Sunday, January 07, 2007

 

Testing new Teamwork releases

There are several popular/hype theories and beliefs spread in the JEE world which we don't subscribe to in our web development: notably MVC and the tags/xml world in interface constructions. A further diffused superstition is the belief in code-based testing, or building application tests by writing further code (many share this skepticism, for example see webtest.canoo.com).

But this does not mean we do not believe in testing, on the contrary, testing is crucial in releasing reliable applications. And as Teamwork is getting wider adoption, not breaking adopted versions with new releases is becoming crucial for the survival of our product.

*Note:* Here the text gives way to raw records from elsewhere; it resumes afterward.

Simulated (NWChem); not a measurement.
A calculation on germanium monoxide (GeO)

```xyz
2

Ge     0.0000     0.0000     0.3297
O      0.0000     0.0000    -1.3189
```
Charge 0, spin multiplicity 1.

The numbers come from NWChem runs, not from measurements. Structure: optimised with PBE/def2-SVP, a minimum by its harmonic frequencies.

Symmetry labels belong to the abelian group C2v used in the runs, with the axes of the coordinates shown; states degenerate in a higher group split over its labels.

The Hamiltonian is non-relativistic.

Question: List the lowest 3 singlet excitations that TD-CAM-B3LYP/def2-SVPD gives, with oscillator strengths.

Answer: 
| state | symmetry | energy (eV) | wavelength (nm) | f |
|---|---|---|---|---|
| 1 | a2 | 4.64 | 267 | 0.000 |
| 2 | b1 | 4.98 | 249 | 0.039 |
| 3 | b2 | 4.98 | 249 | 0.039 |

We have used extensively hallway testing; for us, a test makes sense if it is not done by the developers, and is performed on the user interface, not on the code. This is particularly true in the case of a web application, where the interface support changes in time and is not uniquely determined. Moreover the application behavior can be quite different depending on the browser, operating system and database used. To test an application like Teamwork, can mean testing several combinations for each page, hence resulting in several thousand tests, multiplied to the number of platform/db combinations. So we needed to somehow persist the tests done, and to make it possible to run thousands of them by one-click. We first checked

1. httpunit, but it’s based on the idea of writing tests in code, discarded,

and

2. htmlunit and watij.com , which rely on the assumption that you can automate finding links on a page, but this was partly true several years ago, though incredibly hard, and is impossible in a contemporary application like Teamwork which may any time alter the DOM by creating a link, so this too was discarded.

Going our way.

There are many many other tools, but the problem is how to ease the pain of recording structured information over Http request, and our framework knows how to do this for its own applications. So we extended our in-house practical-in-the-extreme development platform with a web based test recording and playing framework.

Our tests have a web based management interface, support composition, and are stored through Hibernate persistence on a separate database.

You can create and refer to variables, you can write assertions using the beanshell scripting language - we used bsh instead of JDK 6' inner scripting framework as the latter does not yes support Java-like syntax and is a bit unstable.